The Radical Right After 9/11

By Daniel Levitas

This article appeared in the July 22, 2002 edition of The Nation.

July 3, 2002

"Hallelu-Yahweh! May the WAR be started! DEATH to His enemies, may the World Trade Center BURN TO THE GROUND!...We can blame no others than ourselves for our problems due to the fact that we allow...Satan's children, called jews [sic] today, to have dominion over our lives.... My suggestion to all brethren, if we are left alone, sit back and watch the death throws [sic] of this Babylonian beast system and later we can get involved in clean up operations. If this beast system looks to us to plunder, arrest and fill their detention camps with, then by all means fight force with force and leave not a man standing!"
      -- "Pastor" August B. Kries III, Sheriff's Posse Comitatus

The attacks of September 11 focused the nation's attention on terrorist threats from abroad, but even as the World Trade Center towers were collapsing, hate groups were scheming about how to turn the situation to their advantage in the United States. "Wonderful news, brothers!!" crowed Hardy Lloyd, the Pittsburgh coordinator of the racist, anti-Semitic World Church of the Creator. Referencing ZOG--the supposed "Zionist Occupied Government" of the United States--Lloyd alerted supporters throughout western Pennsylvania on September 12 that "maybe as many as 10,000 Zoggites are dead." He also called for vigilante street violence. "The war is upon us all, time to get shooting lone wolves!! [September 11] is a wonderful day for us all.... Let's kick some Jew ass."
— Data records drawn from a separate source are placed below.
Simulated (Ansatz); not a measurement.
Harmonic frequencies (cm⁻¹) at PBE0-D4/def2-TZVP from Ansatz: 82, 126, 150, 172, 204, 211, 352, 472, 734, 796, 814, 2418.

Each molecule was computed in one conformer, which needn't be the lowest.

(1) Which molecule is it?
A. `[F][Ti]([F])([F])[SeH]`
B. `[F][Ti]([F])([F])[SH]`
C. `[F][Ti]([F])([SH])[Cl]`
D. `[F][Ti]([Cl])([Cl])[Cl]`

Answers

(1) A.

Lloyd and other militants may have been excited by the suicidal hijackers of Al Qaeda, but like the Oklahoma City bombing six years earlier, the events of 9/11 enraged the American public and undermined those on the radical right devoted to criminal violence. Additionally, fear and resentment over the prospect of heightened government surveillance has prompted numerous rightists to denounce the passage of antiterrorism legislation, while others are mulling over whether to go underground. "The Feds are clamping down with the definition of a domestic terrorist," warned Christopher Kenney, the "Commander" of the Republic of Texas, a "Christian Patriot" group whose original leaders are serving long prison terms for earlier crimes. "I am sure there will be even more restrictions coming down the pike. We must prepare while we can."